A linchpin in the development of the avant-garde in Russia, Mikhail Larionov is often seen as a bridge between modern French art and Russian visual culture of the early twentieth century. Born in Tiraspol in the sunny South of the Russian Empire, he spent his youth in Moscow and revolutionised the local art scene, reinventing the concept of a national art in Russia. As a student he was suspended from the Moscow School of Painting, Sculpture and Architecture not once but three times and later scandalised the good citizens of Moscow by going about with futurist face paint and clothes. He emigrated to France during the First World War where his limitless energy found expression in the world of theatre and ballet, notably in collaboration with Serge Diaghilev’s Ballets Russes.

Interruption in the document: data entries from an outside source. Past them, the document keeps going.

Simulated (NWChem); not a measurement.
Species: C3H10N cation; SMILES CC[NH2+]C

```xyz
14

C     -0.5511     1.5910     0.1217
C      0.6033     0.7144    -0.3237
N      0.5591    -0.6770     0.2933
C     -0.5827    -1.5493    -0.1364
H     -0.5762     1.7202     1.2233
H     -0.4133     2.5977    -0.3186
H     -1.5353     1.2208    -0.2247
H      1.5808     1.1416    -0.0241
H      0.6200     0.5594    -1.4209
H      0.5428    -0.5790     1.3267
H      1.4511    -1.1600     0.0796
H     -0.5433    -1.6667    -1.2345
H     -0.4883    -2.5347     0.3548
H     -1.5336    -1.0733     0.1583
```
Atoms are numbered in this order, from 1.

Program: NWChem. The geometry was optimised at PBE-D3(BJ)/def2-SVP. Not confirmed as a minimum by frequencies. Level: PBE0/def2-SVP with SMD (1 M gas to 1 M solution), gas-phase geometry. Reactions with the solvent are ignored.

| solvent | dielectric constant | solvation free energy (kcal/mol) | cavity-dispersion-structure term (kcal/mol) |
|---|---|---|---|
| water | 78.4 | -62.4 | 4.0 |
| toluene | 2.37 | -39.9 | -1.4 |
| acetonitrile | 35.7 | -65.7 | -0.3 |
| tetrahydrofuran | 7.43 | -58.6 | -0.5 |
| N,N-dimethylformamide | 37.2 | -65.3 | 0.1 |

Perhaps unusually for an artist Larionov was an efficient organiser of people and exhibitions. He was also as a skillful self-promoter, he often pre-dating his canvases to make them appear earlier than they were. He founded the radical Jack of Diamonds group in 1909 only to abandon it in 1912, accusing the other members of an over-subservience to Western art and went on to found the even more radical but short-lived Donkey’s Tail which promoted a re-orientation towards Russian popular culture, folklore, crafts and lubok prints as the sources of a truly modern Russian art.

One of his most significant contributions to art history was his neo-primitivist canvases of the end of the 1900s. Works such as Kneading Dough, sold at Sotheby’s for £1,875,000 in 2014, show his familiarity with the development of Western, in particular German, art and the works of Alexei Jawlensky, whom he had known since his student days. In its depictions of Russian provincial life however it also marks the stirrings of a new national school. As Camilla Gray wrote in her introduction to the catalogue of his 1961 UK retrospective ‘Without Larionov, it is impossible to imagine how Malevich and Tatlin could have reached their historical conclusions’.

Although not the earliest abstract artist (as he would have us believe from his pre-dating) Larionov was certainly among the first artists to produce abstract works. Together with Natalia Goncharova, his life-long partner and collaborator, Larionov developed a new movement, Rayonism, which was an important early contribution to non-figurative painting.
He was the subject of a comprehensive retrospective at the Tretyakov Gallery in Moscow last year and although not yet the household name he deserves to be in the West, his paintings can be found in the collections of the Guggenheim, MoMA, the Tate, LACMA and the Centre Georges Pompidou. His current auction record was made at Sotheby’s in 2007 with the sale of Still Life with Jug and Icon which sold for £2,260,000. In June 2019 Sotheby’s sold another Still Life from the same period, which sold for £2,175,000 joining Still Life with Jug and Icon and Kneading Dough as the three most expensive works by the artist to have sold at auction.